Scratch singles by Oley and Labonte were just enough to get a run home in the third inning, but DeRose managed to blow the lead and then some just when he got the ERA back under four, serving up a pair 2-out jacks to Raul Sevilla and Ikuo Ogawa in the bottom 3rd. Brassfield in the fourth and Johnson in the fifth hit into double plays, and the Coons just couldn’t gain any sort of traction. DeRose kept soldiering on, pitching not that bad at all, although his fielding was less stellar. In the bottom 7th the Crusaders had put Larsen on with a single and Aaron Kissler pinch-hit for Caballero with one out. He grounded to first, Brassfield fed the ball perfectly fine to DeRose, but DeRose looked down to locate the bag, then missed the ball tossed to him, and Kissler was safe. Better be lucky than good, though, beause Alex Adame lined into a double play to Labonte to dissolve that New York rally.

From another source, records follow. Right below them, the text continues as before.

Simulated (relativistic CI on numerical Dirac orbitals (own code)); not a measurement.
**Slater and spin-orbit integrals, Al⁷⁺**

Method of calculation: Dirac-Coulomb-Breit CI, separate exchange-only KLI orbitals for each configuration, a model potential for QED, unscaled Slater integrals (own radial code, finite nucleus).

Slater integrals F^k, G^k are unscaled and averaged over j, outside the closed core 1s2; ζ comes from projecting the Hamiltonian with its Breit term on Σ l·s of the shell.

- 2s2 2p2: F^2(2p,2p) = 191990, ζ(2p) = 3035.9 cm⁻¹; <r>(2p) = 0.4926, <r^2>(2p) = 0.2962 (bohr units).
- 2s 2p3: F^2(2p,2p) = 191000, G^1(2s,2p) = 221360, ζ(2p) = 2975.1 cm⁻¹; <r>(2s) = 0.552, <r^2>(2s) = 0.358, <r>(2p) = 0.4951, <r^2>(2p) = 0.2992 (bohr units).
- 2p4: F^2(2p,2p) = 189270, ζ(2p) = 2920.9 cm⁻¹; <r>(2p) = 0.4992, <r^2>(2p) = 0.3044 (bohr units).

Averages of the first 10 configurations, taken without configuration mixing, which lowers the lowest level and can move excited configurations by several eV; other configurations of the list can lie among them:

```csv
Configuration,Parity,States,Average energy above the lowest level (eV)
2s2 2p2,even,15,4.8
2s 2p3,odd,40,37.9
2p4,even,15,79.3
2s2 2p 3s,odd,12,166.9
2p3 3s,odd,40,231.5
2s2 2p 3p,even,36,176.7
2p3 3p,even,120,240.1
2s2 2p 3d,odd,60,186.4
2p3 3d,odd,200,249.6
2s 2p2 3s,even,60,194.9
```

Turay was still going in the eighth, but Oley and Griggs got soft singles off him. Labonte hit into a fielder’s choice, which moved the tying run to third base, and then Turay nicked Lonzo. Turay was yanked, but not after he walked in the tying run against Abercrombie, and then the Coons choked against the pen as Brass popped out and Brobeck grounded out to first base…. Eloy Sencion then walked Omar Sanchez to begin the bottom 8th, which was the ONE thing that was not advisable with Sanchez. Just returning from injury, Sanchez, the go-ahead run, swiped second base, which reduced Lonzo’s lead on the season to 44-36. He also reached third on a grounder against Mike Lane, hit by PH Dustin Huber. Ogawa struck out, and when Mario Villa pinch-hit for Kirkwood, Ricky Herrera came in and fanned *him*, starving Sanchez at third base! All that did was extend the game to extra innings, where the Raccoons still couldn’t hit a lick, and then sent Bravo for the bottom 10th. The silly prick allowed a leadoff single to Pfeifer, walked Sanchez, who stole second, and then walked Huber and Ogawa, too, allowing the Crusaders to walk off without much of a fight. 3-2 Crusaders. Labonte 2-5, RBI; Oley 3-4; Griggs (PH) 1-1; DeRose 7.0 IP, 8 H, 2 R, 2 ER, 0 BB, 3 K;

(sigh)

Game 3
POR: 2B Labonte – SS Lavorano – LF Abercrombie – 1B Brassfield – 3B Brobeck – RF Griggs – C Zamora – CF Royer – P Sensabaugh
NYC: CF Caballero – 3B Adame – 2B O. Sanchez – 1B Sevilla – RF Ogawa – LF Kirkwood – C R. Salas – SS Larsen – P Luera

When Caballero reached with an infield single and Alex Adame hit his first homer in 25 years, I should have gone home straightaway. But we hung around, saw Sensabaugh face another nine batters, and still not get out of the first inning. The Crusaders WHACKED him, and when Adame singled again in the same ******* inning, the rookie was dragged off the hill. John Scott retired Omar Sanchez to get out of the inning, also pitched the second inning (Monday was off anyway), and then we lined up the scrubs. Mancilla actually pitched the Raccoons all the way to the stretch then, giving up a run in four innings. By said stretch, the Raccoons had a Brobeck double … and nothing else. Adam Harris managed to give up a stupid run in the eighth on two 2-out walks and an RBI single by Adame. Lonzo reached base in the ninth – on an error – and then Abercrombie flew out and that was the entire ******* ballgame. 8-0 Crusaders. Mancilla 4.0 IP, 4 H, 1 R, 1 ER, 1 BB, 2 K;

In other news

August 14 – Vegas OF Jose Ambriz (.234, 1 HR, 28 RBI) might miss a month with a herniated disc.
August 15 – The hitting streak of SFW LF/RF Jose Marroquin (.277, 13 HR, 49 RBI) ends after 24 games in a 6-5 win against the Aces. Marroquin goes 0-for-3.
August 15 – The Cyclones rout the Loggers, 14-1. The Cyclones score six runs each in the first and last innings, and 11 different Cincy players split 12 RBI between them.
August 18 – NAS INF Nick Nye (.335, 26 HR, 86 RBI) reaches a 20-game hitting streak in a 3-2 win over the Miners, in which he hits two singles.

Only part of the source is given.